Two Problems in Data Science on Graphs: Steam Summarization and Signal Processing

Nick Duffield
Professor, Department of Electrical and Computer Engineering
Texas A&M University
SERC 306
Thursday, February 22, 2018 - 11:00
This talk describes research in two data-driven problems related to graphs and networks. The first problem concerns sampling massive graph data streams. Sampling is a powerful approach to reduce Big Data to small data, relieving storage and enabling faster query response when an approximate answer suffices. The focus of this research is a cost-based formulation for data reduction that allows flexible expression of query goals, and weights sampling to minimize information loss for a given space constraint. In the graph setting, Graph Priority Sampling (GPS) adaptively reflects the importance of incoming and stored edges for topological queries such as subgraph counting. For billion-scale graphs, GPS accurately estimates triangle and wedge counts with < 1% error, while storing a small fraction comprising less than 0.01% of the total edges in the graph, with average update times of a few microseconds per edge.

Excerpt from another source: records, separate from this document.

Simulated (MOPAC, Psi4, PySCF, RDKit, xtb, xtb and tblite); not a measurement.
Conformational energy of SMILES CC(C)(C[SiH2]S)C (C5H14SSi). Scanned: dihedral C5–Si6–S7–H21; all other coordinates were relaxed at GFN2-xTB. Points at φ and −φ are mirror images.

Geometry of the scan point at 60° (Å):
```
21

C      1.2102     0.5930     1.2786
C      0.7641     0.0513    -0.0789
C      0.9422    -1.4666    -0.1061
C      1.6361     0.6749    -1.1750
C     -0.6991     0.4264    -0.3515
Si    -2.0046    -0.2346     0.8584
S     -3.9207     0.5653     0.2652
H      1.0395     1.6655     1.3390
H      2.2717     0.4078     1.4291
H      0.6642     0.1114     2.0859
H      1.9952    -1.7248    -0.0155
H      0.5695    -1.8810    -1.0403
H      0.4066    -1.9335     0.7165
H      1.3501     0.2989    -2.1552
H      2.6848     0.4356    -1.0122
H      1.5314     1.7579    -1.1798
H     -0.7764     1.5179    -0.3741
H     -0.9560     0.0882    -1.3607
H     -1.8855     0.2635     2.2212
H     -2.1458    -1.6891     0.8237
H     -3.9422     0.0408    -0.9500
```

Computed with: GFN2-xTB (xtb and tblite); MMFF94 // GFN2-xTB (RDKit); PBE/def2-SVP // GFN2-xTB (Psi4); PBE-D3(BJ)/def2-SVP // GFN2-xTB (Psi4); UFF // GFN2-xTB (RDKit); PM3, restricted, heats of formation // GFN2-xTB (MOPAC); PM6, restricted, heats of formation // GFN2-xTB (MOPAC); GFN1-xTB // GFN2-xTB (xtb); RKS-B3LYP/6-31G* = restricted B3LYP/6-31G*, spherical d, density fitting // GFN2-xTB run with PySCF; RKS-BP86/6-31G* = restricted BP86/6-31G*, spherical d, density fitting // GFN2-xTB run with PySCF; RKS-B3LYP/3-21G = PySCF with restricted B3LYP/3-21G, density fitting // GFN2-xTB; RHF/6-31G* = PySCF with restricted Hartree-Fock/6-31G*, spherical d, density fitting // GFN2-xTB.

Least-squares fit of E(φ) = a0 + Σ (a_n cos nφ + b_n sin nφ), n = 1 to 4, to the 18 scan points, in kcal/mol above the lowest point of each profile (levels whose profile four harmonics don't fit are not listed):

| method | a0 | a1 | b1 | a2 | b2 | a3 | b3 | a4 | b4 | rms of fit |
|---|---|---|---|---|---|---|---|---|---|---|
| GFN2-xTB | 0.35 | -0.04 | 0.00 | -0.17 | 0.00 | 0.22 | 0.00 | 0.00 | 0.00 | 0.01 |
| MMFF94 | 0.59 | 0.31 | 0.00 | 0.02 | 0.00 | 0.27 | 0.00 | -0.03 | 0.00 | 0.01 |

The second problem concerns predicting congestion on road networks from travel time data. This is challenging due both to the complex spatial-temporal dependencies within the data, and the computational cost of prediction over the entire network. Our approach to this problem uses Graph Signal Processing (GSP) methods based on features comprising clusters of elevated travel times. Learning from data collected from a 4,675 edge highway network over a year, we find that GSP outperforms standard methods such as PCA and non-graphical time series prediction. The talk also touches on applications of Data Science to network resilience, software defined networking, and hydrology, and challenges for interdisciplinary research and education in Data Science.